There is big data. And then there is the relatively more familiar type, let’s call it small data for now. The former goes the Hadoop/ MapReduce way. Whereas the latter is what the likes of Oracle, SQL Server, and DB2 have built their reputations on.
Coming to Hadoop, there appears to be unanimous agreement that it is complex. That taming its complexity requires specialized skills, falling into the realm of hard-to-find data scientists. Folks who have a handle on traditional data stores are clearly much easier to locate.
But today we are beginning to see tools that lower the challenge in using Hadoop by masking some of its complexity. Opening up SQL to Hadoop is an example. Another is the addition of RDBMS features to the Hadoop platform.
Is a convergence of big data and small data platforms on the horizon?
At this time, it might be a good idea to step back and review what is it that we do with data: storage, master data management, running of transactions, and performing analysis, to name a few. What if it did not matter whether the data was structured or semi-structured or unstructured? How about a unified approach to data processing that treats all data types equally efficiently? Meaning storage products, MDM systems, OLTP systems, and BI/Analytics applications handle all types within the same platform. While taking on the size and complexity of big data, to a large extent.
Evidently the results would be profound. For example, consider the prospect of analyzing sensor data and feeding the results to operational processes for generating real-time responses.
Basically we are talking about a framework that brings together all types of data: a direction in which it does seem that we are headed. Fast forward a few years and it does appear likely that all data, big and small, could converge in one common platform.
Assuming that is the case, there will be just “data” – with the systems that process it being indifferent to whether it is structured or unstructured, while managing its size and complexity.

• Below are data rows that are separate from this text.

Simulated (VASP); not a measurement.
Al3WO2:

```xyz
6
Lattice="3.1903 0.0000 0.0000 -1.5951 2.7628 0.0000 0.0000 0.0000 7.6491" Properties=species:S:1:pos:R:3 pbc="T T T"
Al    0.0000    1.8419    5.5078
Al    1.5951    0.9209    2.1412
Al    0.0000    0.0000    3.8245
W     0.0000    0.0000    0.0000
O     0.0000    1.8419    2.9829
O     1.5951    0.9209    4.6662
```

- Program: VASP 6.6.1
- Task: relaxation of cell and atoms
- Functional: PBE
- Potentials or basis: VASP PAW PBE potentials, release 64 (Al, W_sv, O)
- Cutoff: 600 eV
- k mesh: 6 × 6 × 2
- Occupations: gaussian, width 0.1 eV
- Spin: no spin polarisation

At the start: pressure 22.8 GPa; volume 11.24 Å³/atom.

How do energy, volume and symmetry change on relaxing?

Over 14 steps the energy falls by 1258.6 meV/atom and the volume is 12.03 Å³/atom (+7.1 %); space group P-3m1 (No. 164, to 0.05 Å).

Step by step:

It will be interesting to see what might be the predominant data platforms in vogue at that time. Would they include a version of Hadoop? Or would it be an entirely new range of platforms?
Clearly the amount of hidden value in unstructured data vastly surpasses that in structured data. After all it has been the least understood, yet has the largest volumes. There is just so much to be discovered.
Also that should mark the end of the big data hype.